1

I am trying to extract BERT embeddings and reproduce this code using tensorflow instead of pytorch. I know tf.stop_gradient() is the equivalent of torch.no_grad() but what about model.eval() / combination of both ?

# Put the model in "evaluation" mode, meaning feed-forward operation.
model.eval()

# Run the text through BERT, and collect all of the hidden states produced
# from all 12 layers. 
with torch.no_grad():

    outputs = model(tokens_tensor, segments_tensors)

    # Evaluating the model will return a different number of objects based on 
    # how it's  configured in the `from_pretrained` call earlier. In this case, 
    # becase we set `output_hidden_states = True`, the third item will be the 
    # hidden states from all layers. See the documentation for more details:
    # https://huggingface.co/transformers/model_doc/bert.html#bertmodel
    hidden_states = outputs[2]
Ivan
  • 34,531
  • 8
  • 55
  • 100

1 Answers1

2

TLDR; eval and no_grad are two completely different things but will often be used in conjunction, primarily for performing fast inference in the case of evaluation/testing loops.

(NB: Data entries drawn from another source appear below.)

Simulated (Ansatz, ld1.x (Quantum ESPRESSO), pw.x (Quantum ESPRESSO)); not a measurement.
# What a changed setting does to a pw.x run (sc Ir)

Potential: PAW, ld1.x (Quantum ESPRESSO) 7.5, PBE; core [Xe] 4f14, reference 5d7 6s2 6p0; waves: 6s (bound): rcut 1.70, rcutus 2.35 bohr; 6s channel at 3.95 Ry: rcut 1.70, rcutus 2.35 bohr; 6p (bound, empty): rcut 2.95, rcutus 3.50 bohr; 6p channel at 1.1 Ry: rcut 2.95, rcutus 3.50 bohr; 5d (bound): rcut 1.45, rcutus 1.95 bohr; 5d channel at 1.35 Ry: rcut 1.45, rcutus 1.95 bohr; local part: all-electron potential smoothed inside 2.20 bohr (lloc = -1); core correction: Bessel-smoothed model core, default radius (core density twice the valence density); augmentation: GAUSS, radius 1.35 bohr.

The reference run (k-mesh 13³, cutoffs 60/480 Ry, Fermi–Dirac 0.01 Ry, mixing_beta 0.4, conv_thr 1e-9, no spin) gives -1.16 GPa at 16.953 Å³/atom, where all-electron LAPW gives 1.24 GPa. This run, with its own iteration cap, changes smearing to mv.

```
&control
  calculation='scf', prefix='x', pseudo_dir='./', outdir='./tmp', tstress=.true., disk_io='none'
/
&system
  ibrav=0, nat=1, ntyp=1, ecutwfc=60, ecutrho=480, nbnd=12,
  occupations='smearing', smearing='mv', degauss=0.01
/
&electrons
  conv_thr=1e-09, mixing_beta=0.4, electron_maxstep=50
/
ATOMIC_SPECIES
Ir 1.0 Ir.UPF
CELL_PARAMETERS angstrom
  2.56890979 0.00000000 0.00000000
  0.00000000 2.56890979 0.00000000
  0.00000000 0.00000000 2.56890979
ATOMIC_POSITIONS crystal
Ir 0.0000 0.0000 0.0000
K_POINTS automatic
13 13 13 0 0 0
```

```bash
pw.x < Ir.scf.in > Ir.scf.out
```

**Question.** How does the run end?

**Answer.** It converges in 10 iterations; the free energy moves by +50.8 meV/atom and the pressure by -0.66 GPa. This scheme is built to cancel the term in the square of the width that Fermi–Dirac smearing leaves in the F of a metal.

The nn.Module.eval function is applied on a PyTorch module and gives it the ability to change its behaviour depending on the stage type: training or evaluation. Only for a handful of layers does this actually have an effect on the layer. Functions such as dropout layers and normalization layers have different behaviours depending on whether they are in training or evaluation mode. You can read more about it on this thread.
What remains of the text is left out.